SCOTT GULLEDGE / Scoll
Missionaries, Sister Barrett (left) and Sister Matelau help students Stephanie Hall and Elisabeth Lobel set goals in their missionary work.
Students face challenges of doing missionary work
Leslie Bardsley
BAR04015@BYUI.EDU
Scroll Staff
“Every member a missionary.”

This familiar adage, coined by President Spencer W. Kimball, is about to be tested.

In a Mission Presidents Seminar on June 21, 2005, Elder M. Russell Ballard of the Quorum of the Twelve Apostles asked that “every member of the church, active and less-active, prayerfully find and arrange for at least one person to be taught by [the] missionaries before December 23.”

Elder Ballard issued his request as a way to help honor the prophet Joseph Smith on the 200th anniversary of his birth.

“We will never accomplish what President Hinckley asked for in expanding the growth of the Church and increasing the level of those we find and teach until we are successful in drawing the members of the Church into the work,” Elder Ballard said.

This request, though exciting in its possibilities, seems like an insurmountable challenge for BYU-Idaho students who live in a predominantly LDS environment.

“It’s just that the LDS population is so overwhelming here and that all the non-LDS people seem happy with what they have,“ said Melissa Brunisholz, a senior from Sandy, Utah.

Sister Matelau and Sister Barrett, missionaries serving in the Rexburg area, advised students that the first thing they needed to do was to pray to be led to someone who is ready.

“It takes more faith and planning to share the gospel with living among Saints,” said Rob Eaton, a religion professor at BYU-I.

Eaton shared two suggestions about how students here in Rexburg can fulfill Elder Ballard’s request.

First, students can review people they have known in the past and prayerfully consider who of their friends or relatives may be waiting for the gospel.

“Odds are great with friends because you can share from the heart,” he said.

Eaton also suggested looking upon travel experiences as missionary opportunities. He said that if students have prayed for a missionary opportunity and properly prepared themselves, those prayers would be answered.

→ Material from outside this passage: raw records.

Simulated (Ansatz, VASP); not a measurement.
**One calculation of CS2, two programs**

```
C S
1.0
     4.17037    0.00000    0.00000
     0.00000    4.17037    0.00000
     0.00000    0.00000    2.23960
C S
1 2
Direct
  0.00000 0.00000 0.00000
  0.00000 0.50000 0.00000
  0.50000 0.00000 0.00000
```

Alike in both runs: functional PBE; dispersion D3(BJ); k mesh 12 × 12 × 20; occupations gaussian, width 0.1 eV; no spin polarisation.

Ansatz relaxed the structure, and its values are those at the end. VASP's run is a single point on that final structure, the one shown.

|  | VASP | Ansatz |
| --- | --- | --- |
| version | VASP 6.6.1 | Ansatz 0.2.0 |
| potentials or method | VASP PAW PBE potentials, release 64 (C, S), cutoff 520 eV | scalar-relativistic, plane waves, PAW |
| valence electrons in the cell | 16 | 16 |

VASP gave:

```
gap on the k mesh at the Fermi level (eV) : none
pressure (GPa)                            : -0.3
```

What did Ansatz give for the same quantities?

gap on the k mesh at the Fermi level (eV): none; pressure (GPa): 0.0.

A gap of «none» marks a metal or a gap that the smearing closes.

“Missionaries are great teachers,” he said. “And they can be great finders too, but the odds are great when friends find friends.”

“It will be a great day when our people not only pray for the missionaries throughout the world, but ask the Lord to help them to assist the missionaries who are laboring in their own ward,” said President Gordon B. Hinckley at the first Worldwide Leadership Training Meeting in 2003.